We're Right on Top of That, Rose! 'Don't Tell Mom The Babysitter's Dead' Lands on BET+

We look at the remake of the 90s classic and the new cast.

If it doesn't sound familiar, then you haven't seen the 90s cult classic "Don't Tell Mom the Babysitter's Dead." The title itself was enough to market the film in 1991, but it turned out to be less about a dead babysitter than a family of out-of-control kids forced by the sheer will of survival to get their act together. Via around-the-clock reruns on cable, "Don't Tell Mom" introduced a generation of young people to the corporate world — inter-office politics, backstabbing, and how to delegate responsibility. 

The film's remake follows the same storyline with only slight updates. Director Wade Allain-Marcus (Derek, "Insecure") shared with Press Pass LA, "My kind of mandate was like let's not chase something that feels hyper contemporary, let's just do what feels good to us because the truth is culture moves so fast as it is . . . so instead of trying to make something that felt like very 2024 let's just try to make something that feels good to us because then hopefully it'll end up being timeless just like the original."
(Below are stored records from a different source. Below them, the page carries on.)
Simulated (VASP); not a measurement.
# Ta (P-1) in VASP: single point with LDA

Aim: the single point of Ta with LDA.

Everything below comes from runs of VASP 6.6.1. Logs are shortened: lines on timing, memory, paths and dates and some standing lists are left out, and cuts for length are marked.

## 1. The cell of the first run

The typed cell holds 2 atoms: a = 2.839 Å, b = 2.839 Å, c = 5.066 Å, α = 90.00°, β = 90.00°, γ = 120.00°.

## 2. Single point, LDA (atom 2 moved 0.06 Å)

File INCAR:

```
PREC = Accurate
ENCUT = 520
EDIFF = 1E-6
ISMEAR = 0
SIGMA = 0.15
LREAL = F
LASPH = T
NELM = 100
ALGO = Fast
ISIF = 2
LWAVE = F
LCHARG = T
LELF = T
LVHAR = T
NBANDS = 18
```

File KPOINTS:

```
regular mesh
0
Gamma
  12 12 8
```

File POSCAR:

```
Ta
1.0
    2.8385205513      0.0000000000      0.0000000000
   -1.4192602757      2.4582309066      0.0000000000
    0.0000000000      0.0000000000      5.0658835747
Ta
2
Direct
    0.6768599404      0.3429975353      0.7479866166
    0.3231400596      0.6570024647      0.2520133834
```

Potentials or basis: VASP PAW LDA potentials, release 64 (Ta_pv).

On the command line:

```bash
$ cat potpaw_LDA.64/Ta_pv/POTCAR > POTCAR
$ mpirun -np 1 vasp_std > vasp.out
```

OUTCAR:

In the update, we meet Simone Joy Jones (Lisa, "Bel-Air") as the eldest Crandall child, Tanya. She has plans to party with friends before heading to college in the fall. But her mother (Ms Pat) has her vacation in mind and decides everyone stays put while she's out of the country. She forces Tanya to look after her younger siblings (including "Coming 2 America's" Jermaine Fowler as Gus) with the help of an elderly (and quite surly) babysitter. After a wild house party, the kids discover the babysitter is dead. As in the original, Tanya has to step up and take care of the household, landing a job with Nicole Richie's updated Rose, who becomes her professional mentor. 

On updating the cast with black actors, Allain-Marcus notes, "When I went back and revisited the original I was like, oh yeah this this movie just works better black, because it is ultimately about young kids who are forced to be adults before their time and that's ubiquitous for young black kids."